In the News: More local shutdown losses

To reiterate, businesses here are feeling the pinch of lost customers and lost revenue thanks to the 33 days of the government shutdown. Henry Tibensky from Hank’s Juicy Beef on Chambers estimates he’s losing $200 to $400 a DAY. And, he adds, “The friendly banker at Chase on Chambers and Broadway said they are staffing fewer people because it’s so quiet; their customers aren’t cashing checks and making transactions.” More on the full total of lost wages here at Crain’s New York.


The head of the commission to close Rikers said the buildings proposed for Worth Street as part of the plan are too big and out of scale with the neighborhood. Duh. –Tribeca Trib

The tale of a dramatic rescue by ferry workers off the bulkhead in Battery Park City in the Broadsheet: “A few days before the Christmas holidays, a distraught woman climbed onto the seawall next to the Battery Park City Ferry Terminal (near Vesey Street and the Esplanade) shortly after 9:30 p.m. and began screaming. The woman (whose named has not been released) was spotted by the crew of the NY Waterway ferry, as it approached the dock.”

Tribeca takes #1 in Property Shark’s list of top 50 most expensive neighborhoods, crushing the competition from Soho.



  1. “The head of the commission to close Rikers said the buildings proposed for Worth Street as part of the plan are too big and out of scale with the neighborhood.”

    The cynic in me speculates that this is all part of the long game by the powers that be. First: propose something truly outrageous, sure to set the community in a righteous uproar. Then gradually scale back, in phases, to somewhat less outrageous options, which at that point start to seem like reasonable “compromises” by the powers, and “victories” of people power. Gradually exhaust the community protesters at the same time. In the end, get exactly what you actually wanted. The community is stuck with the boondoggle, the jail/prison system doesn’t get any real reform, the taxpayer foots the $20 billion bill, and someone somewhere upgrades their McMansion.

    Or maybe not, and everyone is really just acting out of benevolent interest in the good of society.

    • Cynics unite.

    • @ Marcus
      I am an original Tribeca resident (40 years) who has held senior positions at two major NYC government agencies. What you describe is not the way government operates. It has neither the staff nor the resources to waste time putting out fake proposals nor would the oversight agencies allow it.

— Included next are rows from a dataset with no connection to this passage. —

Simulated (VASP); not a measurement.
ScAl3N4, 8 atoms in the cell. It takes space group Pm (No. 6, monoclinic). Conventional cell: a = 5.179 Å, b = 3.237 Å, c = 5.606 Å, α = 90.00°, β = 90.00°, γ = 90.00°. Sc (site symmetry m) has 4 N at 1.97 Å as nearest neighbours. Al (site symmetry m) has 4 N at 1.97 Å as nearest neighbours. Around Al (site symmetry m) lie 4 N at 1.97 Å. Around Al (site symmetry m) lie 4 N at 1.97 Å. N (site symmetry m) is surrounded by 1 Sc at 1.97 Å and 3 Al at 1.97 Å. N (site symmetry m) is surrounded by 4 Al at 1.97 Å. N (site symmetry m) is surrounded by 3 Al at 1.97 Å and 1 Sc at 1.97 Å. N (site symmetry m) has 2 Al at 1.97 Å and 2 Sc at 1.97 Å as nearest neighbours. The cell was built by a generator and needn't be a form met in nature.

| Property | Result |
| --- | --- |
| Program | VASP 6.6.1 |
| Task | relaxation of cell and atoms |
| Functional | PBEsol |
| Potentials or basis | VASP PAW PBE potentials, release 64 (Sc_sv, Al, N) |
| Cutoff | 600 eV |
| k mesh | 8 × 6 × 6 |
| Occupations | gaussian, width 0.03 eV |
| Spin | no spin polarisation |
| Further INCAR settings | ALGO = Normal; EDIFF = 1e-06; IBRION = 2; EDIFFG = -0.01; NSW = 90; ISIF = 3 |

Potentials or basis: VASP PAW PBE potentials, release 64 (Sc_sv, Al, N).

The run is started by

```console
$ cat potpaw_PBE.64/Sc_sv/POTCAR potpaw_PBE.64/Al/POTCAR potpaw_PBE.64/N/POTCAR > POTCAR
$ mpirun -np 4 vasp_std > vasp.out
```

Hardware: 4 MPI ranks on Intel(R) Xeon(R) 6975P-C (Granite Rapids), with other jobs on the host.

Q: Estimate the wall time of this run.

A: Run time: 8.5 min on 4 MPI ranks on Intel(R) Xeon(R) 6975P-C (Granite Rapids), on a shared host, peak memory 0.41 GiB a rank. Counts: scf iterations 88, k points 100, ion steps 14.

      The City has a problem at Rikers and is looking for solutions. Other than putting it somewhere – anywhere – else, how do you propose that they solve it? Hint: a real solution would be to reform NYS’s horrific bail laws that keep the poor incarcerated for years because they can’t pay. And to stop bad arrests. Things like that would reduce the size proposed replacements really quickly. Would you actively work to support them?

      I have read your comments, and those of other residents, for a long time. This community opposes any type of criminal justice project – were you around for the hysteria over the Summons Court? People of color arrested for nonsense crimes and the community worked about the women! The children!


      • Warren Wilhelm, is that you?

      • Thank you for the reply, A.

        Not necessarily a “fake proposal”, but a fairly common negotiating tactic, to ask for far more than you know you can get, then negotiating down. Anyway, I hope you are right that the powers that be are operating properly.

        Regardless, the questions remain: Where is the evidence that moving from Rikers to these local sites will resolve the issues you mention, and others?

        I don’t claim to know what the answer is for justice reform, but it doesn’t sound like this is it. Similarly, reducing the inmate population can happen at Rikers as well as at new sites. Those reforms and the reduction of inmate population seem to be separate issues from closing Rikers and opening local sites.

        See here, for example:

      • A.
        White Street already has the Tombs, which considering its location, is of considerable size for the neighborhood. There is already constant traffic, both foot and vehicle, and the proposed increase would make Canal Street’s already terrible traffic impassible. I so concur with you that logical prison reform in addition to the inevitable decriminalization of marijuana would do a great deal to help reduce the City’s prison population and backlog.
        For the residents of Chinatown and Northern Tribeca DeBlasio’s “prison reform” plan is a cruel joke. It should be no surprise that his plans free up a huge swath of land to develop. Remember his whole “Save the Horses” in Central Park, whose stables coincidently happed to occupy a nice chunk of land developers were salivating over?
        Our dear Mayor is taking a real issue and twisting it to make more money for his develop backers and that is the sad truth. Maybe he does belong in Washington with the other sellouts, like he believes he does.

  2. so awful to think that this ridiculous government shut down is hurting businesses in our neighborhood. Thanks for reporting on this story and helping make us aware of what’s going on right around us.